Help for package GeneralisedCovarianceMeasure

Type:

Package

Title:

Test for Conditional Independence Based on the Generalized Covariance Measure (GCM)

Version:

0.2.0

Author:

Jonas Peters and Rajen D. Shah

Maintainer:

Jonas Peters <jonas.peters@math.ku.dk>

Description:

A statistical hypothesis test for conditional independence. It performs nonlinear regressions on the conditioning variable and then tests for a vanishing covariance between the resulting residuals. It can be applied to both univariate random variables and multivariate random vectors. Details of the method can be found in Rajen D. Shah and Jonas Peters: The Hardness of Conditional Independence Testing and the Generalised Covariance Measure, Annals of Statistics 48(3), 1514–1538, 2020.

License:

GPL-2

Encoding:

UTF-8

Imports:

CVST, graphics, kernlab, mgcv, stats, xgboost

RoxygenNote:

6.1.1

NeedsCompilation:

Packaged:

2022-03-23 11:23:10 UTC; jonas

Repository:

CRAN

Date/Publication:

2022-03-24 08:10:05 UTC

Package for testing conditional independence based on the Generalized Covariance Measure (GCM)

Description

Contains the function gcm.test that can be used for performing a conditional independence test based on the GCM.

Author(s)

Jonas Peters jonas.peters@math.ku.dk, Rajen D. Shah

References

Please cite the following paper. Rajen D. Shah, Jonas Peters: "The Hardness of Conditional Independence Testing and the Generalised Covariance Measure" https://arxiv.org/abs/1804.07203

Wrapper function to computing residuals from a regression method

Description

This function is used for the GCM test. Other methods can be added.

Usage

comp.resids(V, Z, regr.pars, regr.method)

Arguments

V

A (nxp)-dimensional matrix (or data frame) with n observations of p variables.

Z

A (nxp)-dimensional matrix (or data frame) with n observations of p variables.

regr.pars

Some regression methods require a list of additional options.

regr.method

A string indicating the regression method that is used. Currently implemented are "gam", "xgboost", "kernel.ridge", "nystrom". The regression is performed only if not both resid.XonZ and resid.YonZ are set to NULL.

Value

Vector of residuals.

References

Please cite the following paper. Rajen D. Shah, Jonas Peters: "The Hardness of Conditional Independence Testing and the Generalised Covariance Measure" https://arxiv.org/abs/1804.07203

Examples

set.seed(1)
n <- 250 
Z <- 4*rnorm(n) 
X <- 2*sin(Z) + rnorm(n)
res <- comp.resids(X, Z, regr.pars = list(), regr.method = "gam")
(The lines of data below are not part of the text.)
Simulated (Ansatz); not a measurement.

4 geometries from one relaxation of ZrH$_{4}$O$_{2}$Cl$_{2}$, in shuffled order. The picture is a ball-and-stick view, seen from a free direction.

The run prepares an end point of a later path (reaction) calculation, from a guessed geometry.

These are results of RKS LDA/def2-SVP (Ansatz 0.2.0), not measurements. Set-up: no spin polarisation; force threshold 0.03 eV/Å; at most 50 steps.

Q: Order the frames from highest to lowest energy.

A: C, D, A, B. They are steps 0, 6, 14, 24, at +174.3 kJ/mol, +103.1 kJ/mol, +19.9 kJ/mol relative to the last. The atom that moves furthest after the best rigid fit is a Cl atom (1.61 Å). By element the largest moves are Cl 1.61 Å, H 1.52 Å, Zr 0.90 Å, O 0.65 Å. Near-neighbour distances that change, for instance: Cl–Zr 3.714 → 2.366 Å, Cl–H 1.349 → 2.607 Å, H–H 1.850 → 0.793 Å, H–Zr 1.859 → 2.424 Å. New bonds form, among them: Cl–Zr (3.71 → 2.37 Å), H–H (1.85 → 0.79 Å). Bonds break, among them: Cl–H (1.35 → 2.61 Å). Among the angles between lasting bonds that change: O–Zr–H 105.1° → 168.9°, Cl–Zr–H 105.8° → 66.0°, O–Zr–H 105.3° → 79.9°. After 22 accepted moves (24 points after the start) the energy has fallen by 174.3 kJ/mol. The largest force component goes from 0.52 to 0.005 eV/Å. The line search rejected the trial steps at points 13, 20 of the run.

Test for Conditional Independence Based on the Generalized Covariance Measure (GCM)

Description

Test for Conditional Independence Based on the Generalized Covariance Measure (GCM)

Usage

gcm.test(X, Y, Z = NULL, alpha = 0.05, regr.method = "xgboost",
  regr.pars = list(), plot.residuals = FALSE, nsim = 499L,
  resid.XonZ = NULL, resid.YonZ = NULL)

Arguments

X

A (nxp)-dimensional matrix (or data frame) with n observations of p variables.

Y

A (nxp)-dimensional matrix (or data frame) with n observations of p variables.

Z

A (nxp)-dimensional matrix (or data frame) with n observations of p variables.

alpha

Significance level of the test.

regr.method

A string indicating the regression method that is used. Currently implemented are "gam", "xgboost", "kernel.ridge". The regression is performed only if not both resid.XonZ and resid.YonZ are set to NULL.

regr.pars

Some regression methods require a list of additional options.

plot.residuals

A Boolean indicating whether some plots should be shown.

nsim

An integer indicating the number of bootstrap samples used to approximate the null distribution of the test statistic.

resid.XonZ

It is possible to directly provide the residuals instead of performing a regression. If set to NULL, the regression method specified in regr.method is used.

resid.YonZ

It is possible to directly provide the residuals instead of performing a regression. If set to NULL, the regression method specified in regr.method is used.

Value

The function tests whether X is conditionally independent of Y given Z. The output is a list containing

p.value: P-value of the test.
test.statistic: Test statistic of the test.
reject: Boolean that is true iff p.value < alpha.

References

Please cite the following paper. Rajen D. Shah, Jonas Peters: "The Hardness of Conditional Independence Testing and the Generalised Covariance Measure" https://arxiv.org/abs/1804.07203

Examples

set.seed(1)
n <- 250 
Z <- 4*rnorm(n) 
X <- 2*sin(Z) + rnorm(n)
Y <- 2*sin(Z) + rnorm(n)
Y2 <- 2*sin(Z) + X + rnorm(n)
gcm.test(X, Y, Z, regr.method = "gam")
gcm.test(X, Y2, Z, regr.method = "gam")